Hunting can be an important tool for managing wildlife. It can help control animal populations in overcrowded natural habitats, keep them from draining natural resources and/or threatening the well-being of other wildlife. Hunting also can help prevent an animal population from encroaching on human health and safety.
What to hunt. Hunters have a variety of wildlife available for hunting. The National Wildlife Refuge System lists eight categories of huntable wildlife. These include deer, big game, small game, waterfowl, migratory birds, upland birds, turkey and exotics. Waterfowl include ducks and geese, while upland birds include pheasant, grouse, quail, chukar and gray partridge. Mourning doves, woodcocks, snipe and rail fall into the migratory bird category. Exotics are sika elk, sambar deer, feral hog, nilgai and oryx.

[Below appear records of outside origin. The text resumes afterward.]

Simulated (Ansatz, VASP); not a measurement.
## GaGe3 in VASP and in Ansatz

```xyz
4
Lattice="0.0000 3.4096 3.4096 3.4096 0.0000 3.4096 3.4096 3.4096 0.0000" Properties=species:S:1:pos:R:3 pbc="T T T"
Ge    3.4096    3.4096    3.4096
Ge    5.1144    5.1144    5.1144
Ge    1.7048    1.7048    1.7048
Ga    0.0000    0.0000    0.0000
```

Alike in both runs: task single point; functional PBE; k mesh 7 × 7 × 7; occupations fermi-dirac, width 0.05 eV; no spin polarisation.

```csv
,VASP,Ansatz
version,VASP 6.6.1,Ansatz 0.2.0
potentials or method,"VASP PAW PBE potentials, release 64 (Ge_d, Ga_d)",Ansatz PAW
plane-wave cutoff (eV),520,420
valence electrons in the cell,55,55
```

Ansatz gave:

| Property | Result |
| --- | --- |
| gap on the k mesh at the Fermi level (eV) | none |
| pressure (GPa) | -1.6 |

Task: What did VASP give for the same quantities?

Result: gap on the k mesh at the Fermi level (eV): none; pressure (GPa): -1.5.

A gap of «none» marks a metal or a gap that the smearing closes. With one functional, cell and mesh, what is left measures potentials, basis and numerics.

Big and small game. Deer fall into their own category and include white tail deer as well as mule deer, black tail deer and the Coues white tail deer. Big game is a large group featuring bear, elk, moose, caribou, mountain lion, mountain goat, mountain sheep, musk ox and the javeliina. Small game includes raccoon, squirrel, rabbit and hare.
When to hunt. Hunting seasons, restrictions and regulations vary between each state in the country. The U.S. Fish and Wildlife Service does not issue hunting and fishing licenses. Hunters need to obtain their licenses from their state natural resource agency. Each state will list its hunting season and the rules and regulations that govern it. For example, Utah provides a web page with an interactive monthly calendar. It lists when the various seasons begin and end and provides essential information for the hunter regarding those seasons.
Where to hunt. There are many wildlife refuge and public land areas open for licensed hunters. The National Rifle Association (NRA) provides a webpage with links to various hunting spots, listed by state. The U.S. Fish and Wildlife Service has a page as well. Individual states provide detailed information regarding legal hunting areas in their region. For example, Indiana’s Department of Natural Resources provides an interactive map. Simply click on a location dot and it will tell you the name of the hunting spot, how big it is, what wildlife is available, who runs the area and a contact number.
Please remember that illegal hunting is a crime and punishable in a court of law.